Created attachment 928070 [details] Patch to maintain a list of rpc_clnt structures for each caller using multiple IPs to access server Description of problem: If an NFS client uses two different virtual IP addresses to access mounts from a glusterfs server (as can happen in load-balancing situations, especially if one filesystem is mounted from one server and a second from another server but then the IP from the second server is failed over to the first server), then client lock attempts fail because the "lock granted" reply uses, as its source IP address, the address the client FIRST used to talk to the server. The client then rejects the "lock granted" message because of the source address mismatch. This is because, in nlm4.c, lock granting looks up the caller's name in nlm_client_list and, if it finds an entry there with a non-null rpc_clnt, it uses that rpc_clnt to send the lock reply, without checking whether its source address matches the address to which the client directed the lock request. Version-Release number of selected component (if applicable): 3.5.2 How reproducible: 100% Steps to Reproduce: 1. Have 2 IP addresses on server. 2. On client, run mount -t nfs Address1:/volume /mountpoint 3. Do something on client that locks/unlocks a file in /mountpoint; lock succeeds. 4. On client, umount /mountpoint 5. On client, mount -t nfs Address2:/volume /mountpoint 6. Repeat step 3: this time, lock times out. 7. Repeating umount/mount/lock-attempt with Address 1, lock succeeds again, but with Address 2, it fails. Actual results: see above. Expected results: Locks should succeed regardless of the address used by the client to mount the filesystem. Additional info: The attached patch resolves the problem in the testing that I've done. It replaces the "rpc_clnt" entry in nlm_client_list with a LIST of rpc_clnt entries. Calls that look up rpc_clnt entries take an extra argument (the socket structure corresponding to the client's call that is being responded to) and search the list for an rpc_clnt entry with the correct source IP. Then, if none is found, a new rpc_clnt entry is created and added to the list. It should be double-checked by someone familiar with GlusterFS internals to make sure it doesn't break anything especially where locking or multithreading is concerned.

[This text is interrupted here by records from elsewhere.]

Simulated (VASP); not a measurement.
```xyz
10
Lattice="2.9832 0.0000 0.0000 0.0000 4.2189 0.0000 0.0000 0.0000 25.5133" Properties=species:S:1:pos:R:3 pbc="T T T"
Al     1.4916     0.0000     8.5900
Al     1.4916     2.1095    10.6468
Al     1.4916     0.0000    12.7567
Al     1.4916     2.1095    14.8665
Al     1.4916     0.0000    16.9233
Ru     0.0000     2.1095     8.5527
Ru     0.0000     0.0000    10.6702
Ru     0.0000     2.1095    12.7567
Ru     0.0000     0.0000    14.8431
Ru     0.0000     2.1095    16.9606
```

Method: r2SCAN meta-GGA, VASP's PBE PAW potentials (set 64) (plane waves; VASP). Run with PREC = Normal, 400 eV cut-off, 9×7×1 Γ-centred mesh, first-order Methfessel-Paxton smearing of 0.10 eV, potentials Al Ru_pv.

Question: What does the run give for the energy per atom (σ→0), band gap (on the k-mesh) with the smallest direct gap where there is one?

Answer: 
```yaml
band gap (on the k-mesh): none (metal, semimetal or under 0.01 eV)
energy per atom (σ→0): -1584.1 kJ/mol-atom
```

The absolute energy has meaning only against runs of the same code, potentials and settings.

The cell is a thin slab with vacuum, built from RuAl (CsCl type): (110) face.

Hi Philip, thanks for the patch! Would you like to post it to our Gerrit instance for review? You can follow the simplified developer workflow that is linked from http://www.gluster.org/community/documentation/index.php/Developers to do so. Let us know in here, on gluster-devel or in #gluster-dev on Freenode/IRC if you have any issues. Thanks, Niels
Will try if I get the time (no promises though ... debugging other problems now!)
This bug is getting closed because the 3.5 is marked End-Of-Life. There will be no further updates to this version. Please open a new bug against a version that still receives bugfixes if you are still facing this issue in a more current release.